Media updates on human trafficking and other issues

Three new articles are posted to the Library — “Collateral Damage”, exploring corporate externalities, the impact on systems, and how those externalities really create internal damage to company balance sheets when looked at properly; “Pulled in Many Directions”, discussing the alignment of stakeholder requirements in corporation and community; and “Breaking Free”, an all-too-brief look at the presence of modern slavery in Western corporate supply chains.

“Brothers Carrying Stone — Nepal” Lisa Kristine (c) 2019

This photograph, entitled “Brothers Carrying Stone — Nepal“, is part of an achingly beautiful but absolutely devastating series of photographs taken by humanitarian photographer Lisa Kristine. Please visit her website and be a patron of her work but also a vigilant supporter of correcting the profound wrongs she has documented. Regarding this photograph, from Ms. Kristine’s website — “Each day, children make several trips down the mountain, delivering stones from higher up in the Himalayas. They use makeshift harnesses out of ropes and sticks, strapping the stones to their heads and backs. Many of them come from families where everyone is trapped in debt bondage slavery. One of the mothers describes what it was like to be in slavery, ‘Neither can we die, nor can we survive.'”

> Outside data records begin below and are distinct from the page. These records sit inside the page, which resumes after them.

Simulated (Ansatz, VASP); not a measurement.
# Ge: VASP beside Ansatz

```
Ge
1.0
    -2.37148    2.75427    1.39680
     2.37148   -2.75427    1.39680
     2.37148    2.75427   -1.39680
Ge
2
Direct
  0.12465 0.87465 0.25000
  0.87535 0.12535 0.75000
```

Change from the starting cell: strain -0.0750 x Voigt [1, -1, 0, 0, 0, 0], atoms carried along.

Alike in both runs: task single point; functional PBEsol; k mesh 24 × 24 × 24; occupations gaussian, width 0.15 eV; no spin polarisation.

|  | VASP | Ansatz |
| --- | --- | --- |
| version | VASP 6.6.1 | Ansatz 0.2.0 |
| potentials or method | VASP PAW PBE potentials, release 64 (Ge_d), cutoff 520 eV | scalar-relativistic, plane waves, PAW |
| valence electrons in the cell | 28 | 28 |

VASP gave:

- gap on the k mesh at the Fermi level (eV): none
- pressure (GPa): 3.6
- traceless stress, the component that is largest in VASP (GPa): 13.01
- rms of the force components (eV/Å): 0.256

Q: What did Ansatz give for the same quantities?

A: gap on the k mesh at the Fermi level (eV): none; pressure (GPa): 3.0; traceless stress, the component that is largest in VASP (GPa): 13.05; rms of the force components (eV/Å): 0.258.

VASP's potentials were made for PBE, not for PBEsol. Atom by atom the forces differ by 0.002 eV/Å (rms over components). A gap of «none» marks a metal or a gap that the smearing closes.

There is more sustaining gender inequity in business than meets the eye

While it may be appropriate to examine pay discrepancies or the imbalance in gender representation in leadership as a starting point, a much deeper examination is required to understand the systems-level constraints preventing equality in the working economy. The naive approach to investing for diversity and inclusion is to simply measure pay parity and the presence of women in the C suite or on boards. Better performance on these metrics may be an indicator of a more progressive enterprise, but it is by no means clearly causal. It could just as easily be that more inclusive companies perform better as it is better performing companies have the latitude to be more inclusive.

From an investment point of view it is necessary to look at everything from HR policies to recruiting and promoting practices to corporate cultures as well as the operational, competitive and other forces that are shaping them. Inclusiveness and equity start at a deeply fundamental level, and comprehensive ESG analysis can be the mechanism for digging to that level and establishing a platform for understanding and engagement to improve performance.

This month’s Citywire column posted in the Library starts to scratch the surface of this challenge, and looks to UN SDG 5 for guidance on what the foundational principles of gender equality and the empowerment of all women and girls looks like in investment terms.

“Equal Pay for Equal Work” — Citywire USA May 6, 2019

Happy (?) Earth Day

Well, the Earth isn’t particularly happy, and we aren’t so happy about what is happening to the Earth, so perhaps we should rephrase that to be Wishing You a Day of Concerned Observance for the Earth.

Today it seemed appropriate to come back to a recurring theme at RIS, that being the idea of the commons. We have been stuck with this notion that caring for the planet comes at the cost of truly free commerce. Underpinning that notion seems to be the sense that taking from the planet comes at no cost other than the expense of obtaining the license to exploit and the costs of the materials and processes to execute on that taking.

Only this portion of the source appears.